Pointwise convergence in Holder space

Question

Throughout, we denote $C^\alpha$ for $\alpha \in (0,1]$ is the collection of real functions on the domain $[0,1]$ with Holder continuity of $\alpha$, i.e. if $f\in C^\alpha$, we have its norm $$|f|_\alpha = \sup_{[0,1]} |f| + \sup_{x\neq y \in [0,1]} \frac{|f(x) - f(y)|}{|x- y|^\alpha}$$ I want to know if the following claim is true, if not, a counter-example is desirable.

[Claim 1] Let $|f_n|_\alpha <1$, and $\lim_n f_n(x) = 0$ for all $x\in [0,1]$. Then $f_n\to 0$ in $C^\alpha$.

The following weaker result seems correct, please check.

[Claim 2] Let $|f_n|_\alpha <1$, and $\lim_n f_n(x) = 0$ for all $x\in [0,1]$. Then $f_n\to 0$ in $C^\beta$ for all $\beta\in (0, \alpha)$

Proof of [Claim 2]. A bounded set in $C^\alpha$ is precompact in $C^\beta$. Thus, any subsequence has its own subsequence $f_{n_k} \to g$ in $C^\beta$. By pointwise convergence, we must have $g= 0$. QED

Answer 1

The proof of your second claim is correct. For the first one, consider the function $f_n$ whose graph is the linear interpolation of the points $(0,0$, $(2^{-n},2^{-n\alpha})$, $(2^{-n+1},0)$ and $(1,0)$. Then the $C^\alpha$-norm of $f_n$ is $1$, we have $\left\lvert f_n(x)\right\rvert\leqslant 2^{-n\alpha}$ for all $x$.

Answer 2

The second claim is correct, as well as the proof.

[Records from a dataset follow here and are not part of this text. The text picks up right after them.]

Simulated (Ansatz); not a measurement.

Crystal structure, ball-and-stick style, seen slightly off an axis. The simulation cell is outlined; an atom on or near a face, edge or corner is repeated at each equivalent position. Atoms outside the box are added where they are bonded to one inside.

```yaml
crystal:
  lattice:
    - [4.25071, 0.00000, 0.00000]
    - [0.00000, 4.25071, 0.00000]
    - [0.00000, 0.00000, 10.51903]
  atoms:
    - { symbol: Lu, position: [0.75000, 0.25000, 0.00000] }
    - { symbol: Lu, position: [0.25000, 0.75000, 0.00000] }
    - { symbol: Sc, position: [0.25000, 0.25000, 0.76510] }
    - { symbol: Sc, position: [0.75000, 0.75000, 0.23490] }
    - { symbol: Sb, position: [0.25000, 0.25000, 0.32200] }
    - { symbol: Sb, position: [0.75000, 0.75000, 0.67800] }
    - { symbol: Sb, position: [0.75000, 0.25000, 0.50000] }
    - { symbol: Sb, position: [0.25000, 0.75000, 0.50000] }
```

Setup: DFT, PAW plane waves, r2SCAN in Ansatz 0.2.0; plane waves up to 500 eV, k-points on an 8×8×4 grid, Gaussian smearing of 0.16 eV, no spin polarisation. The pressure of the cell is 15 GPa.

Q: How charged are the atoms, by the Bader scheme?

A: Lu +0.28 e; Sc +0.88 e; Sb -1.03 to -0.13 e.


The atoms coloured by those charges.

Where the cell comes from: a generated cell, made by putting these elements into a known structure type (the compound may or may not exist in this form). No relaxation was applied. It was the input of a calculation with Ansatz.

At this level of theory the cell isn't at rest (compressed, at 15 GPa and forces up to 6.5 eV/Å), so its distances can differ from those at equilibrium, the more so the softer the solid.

As for the first term consider the case $\alpha = 1$ and the sequence $$f^n(x) = \frac{1}{n}cos(nx)$$ Clearly $f^n \to 0$ in $\|\cdot \|_{\infty.}$ On the other side we also have that $$ \sup_{x \neq y} \frac{|f^n(x) -f^n(y)|}{|x-y|} = 1 $$ for every $n$. Indeed $$\frac{d}{dx}f^n \Big(\frac{\pi}{2n}\Big) = -1.$$ So the Holder seminorm does not converge to zero.